NLRB Decision Will Impact Staffing Agency Relationships

09/09/2015 / Phyllis Karasov

On August 27, 2015, the NLRB issued a long-awaited decision regarding Browning-Ferris Industries of California, Inc. (BFI). In this case the NLRB reversed a longstanding standard defining joint employer status. BFI contracted with Leadpoint to provide certain workers involved in its recycling operation and to clean its facility. Leadpoint recruited, interviewed, tested, selected and hired the employees who performed work for BFI. The agreement between BFI and Leadpoint included provisions which, among other things, required Leadpoint to ensure that its personnel had the appropriate qualifications, including certification and training to perform the general duties of the assigned position, and required Leadpoint to make reasonable efforts not to refer workers who were previously employed by BFI and were deemed ineligible for rehire. BFI had the right to reject any Leadpoint employee or to request the removal of any Leadpoint employee, and to approve all hours worked by Leadpoint employees. The agreement also prohibited Leadpoint from paying a wage rate which was higher than that paid to BFI employees performing similar work. All employees referred to BFI had to pass a drug test.
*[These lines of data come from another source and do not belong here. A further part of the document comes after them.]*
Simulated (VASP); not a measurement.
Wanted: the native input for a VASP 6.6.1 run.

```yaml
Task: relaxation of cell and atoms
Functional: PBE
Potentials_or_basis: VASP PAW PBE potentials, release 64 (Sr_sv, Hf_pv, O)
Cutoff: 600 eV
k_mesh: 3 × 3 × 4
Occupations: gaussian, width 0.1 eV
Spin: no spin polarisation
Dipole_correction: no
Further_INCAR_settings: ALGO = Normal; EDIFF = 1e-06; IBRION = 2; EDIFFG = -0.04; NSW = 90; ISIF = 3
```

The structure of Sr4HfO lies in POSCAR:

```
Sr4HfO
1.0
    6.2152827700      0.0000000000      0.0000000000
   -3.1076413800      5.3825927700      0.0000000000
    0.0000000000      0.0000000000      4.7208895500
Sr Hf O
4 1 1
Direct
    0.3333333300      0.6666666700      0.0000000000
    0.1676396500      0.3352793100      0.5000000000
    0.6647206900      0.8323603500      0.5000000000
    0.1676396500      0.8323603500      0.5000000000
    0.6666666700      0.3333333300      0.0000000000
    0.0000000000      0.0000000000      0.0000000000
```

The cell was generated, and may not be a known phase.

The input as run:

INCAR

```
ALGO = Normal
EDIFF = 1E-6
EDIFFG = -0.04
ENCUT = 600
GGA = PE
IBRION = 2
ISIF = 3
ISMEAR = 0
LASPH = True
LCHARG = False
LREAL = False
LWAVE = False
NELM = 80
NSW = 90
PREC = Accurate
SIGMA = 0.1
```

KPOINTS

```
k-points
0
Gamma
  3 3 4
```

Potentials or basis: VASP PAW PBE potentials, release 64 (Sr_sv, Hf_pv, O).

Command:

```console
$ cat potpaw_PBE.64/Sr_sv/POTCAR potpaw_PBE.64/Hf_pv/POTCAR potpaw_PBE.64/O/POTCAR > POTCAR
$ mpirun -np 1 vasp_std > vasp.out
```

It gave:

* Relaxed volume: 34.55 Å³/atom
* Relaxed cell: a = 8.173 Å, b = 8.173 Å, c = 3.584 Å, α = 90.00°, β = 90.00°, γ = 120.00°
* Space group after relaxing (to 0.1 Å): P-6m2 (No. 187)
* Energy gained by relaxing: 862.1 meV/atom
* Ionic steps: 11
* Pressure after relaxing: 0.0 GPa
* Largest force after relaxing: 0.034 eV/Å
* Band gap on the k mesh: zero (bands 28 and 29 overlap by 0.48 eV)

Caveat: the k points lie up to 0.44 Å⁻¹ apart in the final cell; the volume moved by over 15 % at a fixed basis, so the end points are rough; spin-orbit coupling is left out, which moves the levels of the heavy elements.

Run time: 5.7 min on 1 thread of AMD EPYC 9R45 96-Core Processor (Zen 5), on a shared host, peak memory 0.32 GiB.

The NLRB held in a 3-2 decision that two or more entities are joint employers of a single workforce if they are both employers within the meaning of the common law, and if they share or co-determine those matters governing the essential terms and conditions of employment. Essential terms would include hiring, firing, discipline, supervision and direction and wages and hours. In evaluating whether an employer possesses sufficient control over employees to qualify as a joint employer, the NLRB will consider, among other factors, whether an employer has exercised control over terms and conditions of employment indirectly through an intermediary or whether it has reserved the authority to do so.
The NLRB stated that the previous joint employer standard has “failed to keep pace with changes in the workplace and economic circumstances.”
In finding that BFI was a joint employer with Leadpoint, the Board relied on direct and indirect control that BFI possessed over essential terms and conditions of employment of the employees furnished by Leadpoint to BFI, and BFI’s reserved authority to control such terms and conditions.
Implications for Employers
Agreements between franchisors and franchisees and between employers and staffing agencies should be reviewed to determine if the control granted to the franchisor and/or employer is such that it has indirect control over the essential terms and conditions of employment of the other entity’s employees. Users of staffing agencies should consider eliminating provisions in their agreements which give the user indirect control of the staffing agency’s employees.
It can be expected that BFI will appeal this decision.